Recruitment Wars

Agencies are competing against each other for top talent. Use telework to give your agency an edge.

Sure, federal employment is becoming a more attractive option for workers, but competition among agencies for top recruits is still fierce. Managers need to leverage every advantage to ensure they nab the most highly qualified candidates, and telework may be a big draw.

At a recent town hall meeting on telework, Justin Johnson, deputy chief of staff at the Office of Personnel Management, candidly laid out the reality. "We tend to think of ourselves as one big, happy federal family," he said. But he described telework "an area where competitiveness matters. This is where we're all headed, and people who get there first are going to be more attractive employers."

It has been repeatedly shown in the private sector, and in federal and state governments, that applicants flock to positions that include telework options. Mack Global Consulting, a firm specializing in advising clients on how to plan and implement telework programs, saw a 79 percent increase in applicant responses when a position at one state agency was advertised with the potential to telework. The firm has repeatedly seen organizations draw from a larger and better qualified pool of candidates when telework was mentioned in job postings.

Workers are familiar with the stereotype of managers as the primary roadblocks to increased access to telework opportunities. By embracing it as a valuable tool for recruitment, and by empowering hiring managers to tout the telework opportunities available with various positions, managers can stand out for potential recruits.

OPM is taking the lead in issuing guidance on implementing the 2010 Telework Enhancement Act, which requires agencies, by June 7, to establish a policy on working outside the office, identify eligible employees and inform them of the option to telework. Agencies are also supposed to outline a time frame in which they will alert new hires of their telework eligibility and options.

Of course, not every new recruit and not all job openings lend themselves to telework. And as OPM has explicitly stated, "telework is not an employee right." But the law, and the Obama administration, is giving agencies and managers broad discretion in determining who should be permitted to telework, under what circumstances and how.

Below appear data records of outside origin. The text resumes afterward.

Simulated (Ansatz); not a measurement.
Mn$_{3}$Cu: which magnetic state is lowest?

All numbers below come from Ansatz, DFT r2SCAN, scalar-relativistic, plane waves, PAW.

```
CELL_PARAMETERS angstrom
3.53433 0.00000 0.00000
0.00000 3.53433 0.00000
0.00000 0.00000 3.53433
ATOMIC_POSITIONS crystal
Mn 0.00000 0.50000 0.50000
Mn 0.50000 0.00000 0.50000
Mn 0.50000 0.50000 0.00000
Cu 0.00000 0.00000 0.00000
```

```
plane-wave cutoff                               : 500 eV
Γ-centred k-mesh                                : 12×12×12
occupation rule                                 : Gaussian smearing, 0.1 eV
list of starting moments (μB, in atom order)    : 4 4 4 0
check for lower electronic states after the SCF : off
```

Managers should take advantage of that leeway to stand out in the competitive federal job market, and a willingness to discuss telework early, often and in plain language will go a long way. OPM has provided examples of questions managers and employees should address when establishing a telework arrangement. For example, employees should ask about what the expectations are for availability by phone or email, and about who provides technical assistance if something goes wrong with the remote equipment.

In the past, it was risky for a candidate to bring up telework in a job interview. Still, stated or unstated, many potential hires consider the option a substantial draw. How managers respond when these questions do come from job candidates will say a lot to that candidate about the culture of the agency and the manager's attitude about telework.